South Africa are effectively playing with two open sides having Francois Louw and Schalk Burger in their back row. This is an area where they could pressure the All Blacks who have only Richie McCaw as their key breakdown operator - he may face a tough day, despite his quality.
Both New Zealand and the Springboks depend on their scrum-halves to dictate tempo. Aaron Smith and Fourie De Preez direct their team and are sniping threats. The scrum-half who plays best will be on the winning team.
Ma'a Nonu and Damian de Allende have been responsible for getting their teams on the front foot in attack. Both are big men who can crash ball and act as a second playmaker. It will be a battle of hard tackles and hard running to see if the old master or the young prospect can dominate.
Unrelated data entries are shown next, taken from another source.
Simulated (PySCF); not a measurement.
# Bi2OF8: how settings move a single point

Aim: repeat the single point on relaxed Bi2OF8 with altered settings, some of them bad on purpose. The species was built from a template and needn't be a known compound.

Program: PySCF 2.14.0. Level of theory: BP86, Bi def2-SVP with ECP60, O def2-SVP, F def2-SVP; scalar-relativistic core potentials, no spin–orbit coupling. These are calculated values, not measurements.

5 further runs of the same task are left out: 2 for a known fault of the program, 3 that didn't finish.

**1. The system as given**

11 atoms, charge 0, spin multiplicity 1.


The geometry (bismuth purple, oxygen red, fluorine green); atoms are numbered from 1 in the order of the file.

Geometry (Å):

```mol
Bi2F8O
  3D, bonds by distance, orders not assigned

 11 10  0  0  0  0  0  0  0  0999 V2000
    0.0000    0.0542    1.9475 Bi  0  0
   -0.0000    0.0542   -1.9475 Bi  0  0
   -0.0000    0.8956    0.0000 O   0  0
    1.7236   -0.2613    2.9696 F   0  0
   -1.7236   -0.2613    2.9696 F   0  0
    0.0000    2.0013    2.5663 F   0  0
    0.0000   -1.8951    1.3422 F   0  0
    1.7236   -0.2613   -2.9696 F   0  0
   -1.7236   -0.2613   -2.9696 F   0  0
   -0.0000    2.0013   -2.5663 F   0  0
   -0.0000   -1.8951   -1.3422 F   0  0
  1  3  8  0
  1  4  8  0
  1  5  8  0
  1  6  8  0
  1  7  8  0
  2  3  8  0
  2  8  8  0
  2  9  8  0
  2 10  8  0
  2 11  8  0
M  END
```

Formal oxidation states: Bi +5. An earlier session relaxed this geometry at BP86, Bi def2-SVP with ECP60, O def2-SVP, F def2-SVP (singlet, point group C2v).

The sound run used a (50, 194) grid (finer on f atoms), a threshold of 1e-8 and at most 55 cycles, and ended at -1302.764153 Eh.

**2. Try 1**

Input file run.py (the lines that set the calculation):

Ben Smith and Willie Le Roux will be key in getting their dangerous wingers into the game and countering the tactical kicks Dan Carter and Handre Pollard will be sending their way. Smith is likely to have a slight advantage in defence and Le Roux has not been at his best up until now.
Duane Vermeulen was key in the Boks' defeat of Wales and will need to be at his barnstorming best to put them on the front foot.
Julian Savea and Nehe Milner-Skudder both have been exceptional this tournament but are coming up against experience and legendary opposition in Bryan Habana and JP Pietersen.
South Africa will be unable to handle the high-tempo passing game New Zealand have perfected. It will move around their big forwards too much, causing miss matches, which the All Blacks will exploit.
The Africans' tactics are quite basic and predictable at the moment, with New Zealand knowledgeable of what is coming and looking to neutralise the runners at the breakdown by slowing the ball.
The Boks have become vulnerable in the last twenty minutes when many of their players begin to flag.
It should be a close contest with New Zealand having to contain South Africa's power game in the first half.
However, I predict the All Blacks will win by a decent margin, scoring most of their tries in the second half once the South African’s begin to tire.